The regulator has reported that adviser numbers rose during the first six months of the year. Is this a sustainable pattern or should we expect numbers to decline?
The most recent figures on UK financial advisers released by the Financial Conduct Authority (FCA) were encouraging to those who had perhaps feared the onset of the Retail Distribution Review (RDR) would inspire many to leave the profession.
The figures, taken from the end of December 2012 to midway through the year, showed there had been a 6% rise in the number of financial advisers operating in the UK - from 20,453 to 21,684.
The news that the industry ranks had in fact grown in the immediate aftermath of RDR was a reassuring sign and was quickly followed up by news from the Association and Professional Financial Advisers (APFA) that a number of IFAs expect to expand their business in the next six months.
What path will adviser numbers take?
These figures showed that 15% of firms are planning to recruit more advisers, while 19% are looking to recruit or make more use of paraplanners or administrators. Just 1% of advisers expect to leave the industry within the next six months, while 12% are planning to slim down their business through refocusing or restructuring.
The immediate conclusion to draw from these headline figures is that the industry has shouldered some of the burdens presented by the RDR without too much trouble.
However, the RDR undeniably came with its own set of challenges, many of which have not yet been felt. Do these figures represent an industry moving confidently forwards or would it be more realistic to expect adviser numbers to take a downward trajectory in future?

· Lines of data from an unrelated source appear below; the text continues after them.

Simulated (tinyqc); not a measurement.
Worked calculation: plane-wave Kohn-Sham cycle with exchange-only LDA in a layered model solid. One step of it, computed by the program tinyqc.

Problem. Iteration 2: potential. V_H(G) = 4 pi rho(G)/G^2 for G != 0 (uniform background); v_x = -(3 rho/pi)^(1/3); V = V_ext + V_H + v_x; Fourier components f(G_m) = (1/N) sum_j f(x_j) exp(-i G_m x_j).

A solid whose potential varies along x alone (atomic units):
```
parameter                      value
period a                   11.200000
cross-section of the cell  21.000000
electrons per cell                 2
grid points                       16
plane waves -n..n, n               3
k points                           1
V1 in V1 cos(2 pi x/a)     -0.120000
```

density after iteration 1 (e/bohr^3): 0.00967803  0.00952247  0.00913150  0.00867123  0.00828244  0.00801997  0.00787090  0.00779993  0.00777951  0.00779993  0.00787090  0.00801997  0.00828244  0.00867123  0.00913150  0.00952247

APFA senior technical adviser Linda Smith is positive on the outlook for the industry but continues to warn IFAs on the impending hike in capital requirements.
The FCA has ruled that firms must be able to access capital equivalent to either four weeks expenditure or £15,000 by the end of this year, depending on which is the larger sum. This then rises to either eight weeks expenditure or £15,000 by December 2014, before rolling up to 13 weeks expenditure or £20,000 by December 2015. The denoted capital must be accessible within a 90 day notice period and includes all regular contractual outgoings.
Smith said: "The fees can be a barrier for the small firms. It is not just the capital you need, it is also about the fees and the professional indemnity insurance, the ongoing regulatory costs are quite high and, of course the compensation scheme is a big issue.
"[Adviser numbers] have gone up slightly but it is still considerably down on what it was at the end of 2011. It is positive but not that positive."
These financial pressures represent one obstacle but so does the issue of active recruitment, particularly among smaller firms. Any industry which hopes to grow needs to be able to rely on fresh talent.
The APFA figures reflect anticipated activity but only to the extent that can be measured around existing market participants. Objections have been raised to the pressure the RDR has placed (or will place) on new entrants, and the inevitable path an industry which struggles to attract new blood will take.
P&P Invest partner Philip Pearson said: "I believe there is a ticking timebomb in the IFA industry. In my opinion, over 30% of IFAs are within ten years of retirement. If you are under 40, you are in the small minority. Most of those people are planning for their retirement within the next few years as regulation continues to increase and the margins within our businesses get ever tighter.
"I do not believe there is enough recruitment coming in presently to cover the expectation of the numbers which will fall off a cliff in the next few years. Most small firms are not interested in recruiting because of the extra risks and costs."
Pearson said industry numbers will continue to come under pressure due to the cost to firms of running any sort of apprenticeship scheme or new joiner schemes.